British immigration officers have been granted the power to hack into the phones and computers of refugees and asylum seekers since 2013, it has emerged.
Speaking to the Observer, a spokesperson for the Home Office confirmed that an amendment to the 1997 Police Act granted immigration officials the power of “property interference, including interference with equipment.”
The amendment allows officers to plant listening device in homes, cars and detention centers, as well as hacking into phones or computers.
“They may only use the power to investigate and prevent serious crime which relates to an immigration or nationality offence, and have done so since 2013,” Immigration Minister James Brokenshire told the Observer.
A Home Office briefing document reveals that some 700 UK border agency officers are entitled to these powers.
“Overall aim of these provisions is to ensure that immigration officers can deploy a full range of investigative techniques to deal effectively with all immigration crime,” the briefing reads.
Campaigners and civil liberties groups are concerned that these powers have been victimizing some of Britain’s most vulnerable individuals, including rape victims held in some of Britain’s notorious immigration detention centers, such as Yarl’s Wood.
“The entirely new power of routine communication interception at removal centers is a blatantly discriminatory move,” Silkie Carlo, of the rights group Liberty, told the Observer.

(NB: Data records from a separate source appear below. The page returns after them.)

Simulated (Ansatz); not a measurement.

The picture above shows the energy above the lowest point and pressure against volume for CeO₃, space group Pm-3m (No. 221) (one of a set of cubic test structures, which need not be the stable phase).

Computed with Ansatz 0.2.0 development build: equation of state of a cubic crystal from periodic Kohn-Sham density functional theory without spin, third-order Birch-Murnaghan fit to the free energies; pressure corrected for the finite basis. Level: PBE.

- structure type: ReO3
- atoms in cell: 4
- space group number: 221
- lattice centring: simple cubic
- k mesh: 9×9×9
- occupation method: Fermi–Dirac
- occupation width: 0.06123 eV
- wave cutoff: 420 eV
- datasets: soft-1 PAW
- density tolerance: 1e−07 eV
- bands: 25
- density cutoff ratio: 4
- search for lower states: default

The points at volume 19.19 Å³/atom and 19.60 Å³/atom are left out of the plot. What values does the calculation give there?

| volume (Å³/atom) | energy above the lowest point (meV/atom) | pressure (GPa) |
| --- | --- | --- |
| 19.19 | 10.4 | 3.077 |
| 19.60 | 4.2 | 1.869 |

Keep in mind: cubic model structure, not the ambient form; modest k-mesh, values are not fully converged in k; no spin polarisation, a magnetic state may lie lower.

“These powers are an outrage. People in detention have the right to confidentiality, to speak privately to their lawyer and disclose often very sensitive information such as details of rape, torture, domestic violence and alleged abuse by officials. They have to be able to share private information without their phones being hacked,” the Black Women’s Rape Action Project’s Cristal Amiss said.
The revelations come as the government pushes ahead with Home Secretary Theresa May’s controversial Investigatory Powers Bill, a piece of legislation intended to extend and codify surveillance powers. The parliamentary Public Bill Committee is expected to complete its detailed examination of the bill by May 5.